Afghanistan Trap
The Obama campaign, anxious to prove they are tough on national security, should be careful not to fall into the trap of pretending we can solve Afghanistan’s problems with more soldiers. Rory Stewart, the brilliant British diplomat and writer who has spent so much time on the ground in Afghanistan, makes a compelling case in Time Magazine for another approach.
First, the West should not increase troop numbers. In time, NATO allies, such as Germany and Holland, will probably want to draw down their numbers, and they should be allowed to do so. We face pressing challenges elsewhere. If we are worried about terrorism, Pakistan is more important than Afghanistan; if we are worried about regional stability, then Egypt, Iran or even Lebanon is more important; if we are worried about poverty, Africa is more important. A troop increase is likely to inflame Afghan nationalism because Afghans are more anti-foreign than we acknowledge and the support for our presence in the insurgency areas is declining. The Taliban, which was a largely discredited and backward movement, gains support by portraying itself as fighting for Islam and Afghanistan against a foreign military occupation.

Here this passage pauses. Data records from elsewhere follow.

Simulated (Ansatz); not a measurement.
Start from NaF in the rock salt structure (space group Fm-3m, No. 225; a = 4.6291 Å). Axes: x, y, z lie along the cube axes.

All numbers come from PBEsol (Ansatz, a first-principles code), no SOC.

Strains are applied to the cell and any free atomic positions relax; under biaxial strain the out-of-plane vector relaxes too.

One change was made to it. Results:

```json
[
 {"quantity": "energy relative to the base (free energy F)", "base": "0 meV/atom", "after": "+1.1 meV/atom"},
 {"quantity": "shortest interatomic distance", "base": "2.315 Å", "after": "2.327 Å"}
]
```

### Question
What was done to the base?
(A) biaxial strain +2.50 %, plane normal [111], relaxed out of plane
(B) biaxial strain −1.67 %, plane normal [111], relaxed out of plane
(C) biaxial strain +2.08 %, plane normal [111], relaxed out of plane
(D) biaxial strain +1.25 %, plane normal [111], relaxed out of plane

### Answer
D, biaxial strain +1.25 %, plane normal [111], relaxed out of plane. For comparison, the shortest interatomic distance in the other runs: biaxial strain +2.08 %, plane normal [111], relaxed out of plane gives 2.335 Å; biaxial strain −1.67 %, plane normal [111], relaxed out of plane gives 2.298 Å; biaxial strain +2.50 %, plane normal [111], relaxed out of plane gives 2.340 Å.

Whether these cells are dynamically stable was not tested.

Nor should we increase our involvement in government and the economy. The more responsibility we take in Afghanistan, the more we undermine the credibility and responsibility of the Afghan government and encourage it to act irresponsibly. Our claims that Afghanistan is the “front line in the war on terror” and that “failure is not an option” have convinced the Afghan government that we need it more than it needs us. The worse things become, the more assistance it seems to receive. This is not an incentive to reform. Increasing our commitment to Afghanistan gives us no leverage over the government.
This is not to say that there is nothing we can do there. Stewart has two ideas, one of which links directly to yesterday’s post on counterterrorism.
Our military strategy, meanwhile, should focus on counterterrorism — not counterinsurgency. Our presence has so far prevented al-Qaeda from establishing training camps in Afghanistan. We must continue to prevent it from doing so. But our troops should not try to hold territory or chase the Taliban around rural areas. We should also use our presence to steer Afghanistan away from civil war and provide some opportunity for the Afghans themselves to create a more humane, well-governed and prosperous country. This policy would require far fewer troops over the next 20 years, and they would probably be predominantly special forces and intelligence operatives.
Finally, our financial aid must be targeted.
We should focus on meeting the Afghan government’s request for more investment in agricultural irrigation, energy and roads. And we should increase our support to the most effective departments, such as education, health and rural development; they are good for the reputation of the Afghan state and the West. Creating more educated, healthier women and men and better transport, communications and electrical infrastructure may be only part of the story, but they are essential for Afghanistan’s economic future.
As I have tried to point out in The Cost of Empire, our continuing bi-partisan belief that foreign policy solutions flow from military power is a 60 year fools errand. We must break the brainlock this notion has on policy makers.

Thanks for the lead to Stewart (stopped reading Time awhile ago).
You might like Michael Totten (http://michaeltotten.com/). He writes amazing, first-hand journalism from Iraq and now he’s traveling around the Balkans.
It’s fascinating stuff and he covers Lebanon real well also.
His work, like Stewart’s, captures the tensions within Islam that are creating fissures, eruptions and possibly peaceful change.
Thanks for the lead to Stewart (stopped reading Time awhile ago).
You might like Michael Totten (http://michaeltotten.com/). He writes amazing, first-hand journalism from Iraq and now he’s traveling around the Balkans.
It’s fascinating stuff and he covers Lebanon real well also.
His work, like Stewart’s, captures the tensions within Islam that are creating fissures, eruptions and possibly peaceful change.
[...] valuable lessons we learned in Iraq about how not to do nation-building to Afghanistan. This time we’ll get it right, and root out the Taliban and al-Qaeda to boot. Has anybody even heard about the history of that [...]
[...] valuable lessons we learned in Iraq about how not to do nation-building to Afghanistan. This time we’ll get it right, and root out the Taliban and al-Qaeda to boot. Has anybody even heard about the history of that [...]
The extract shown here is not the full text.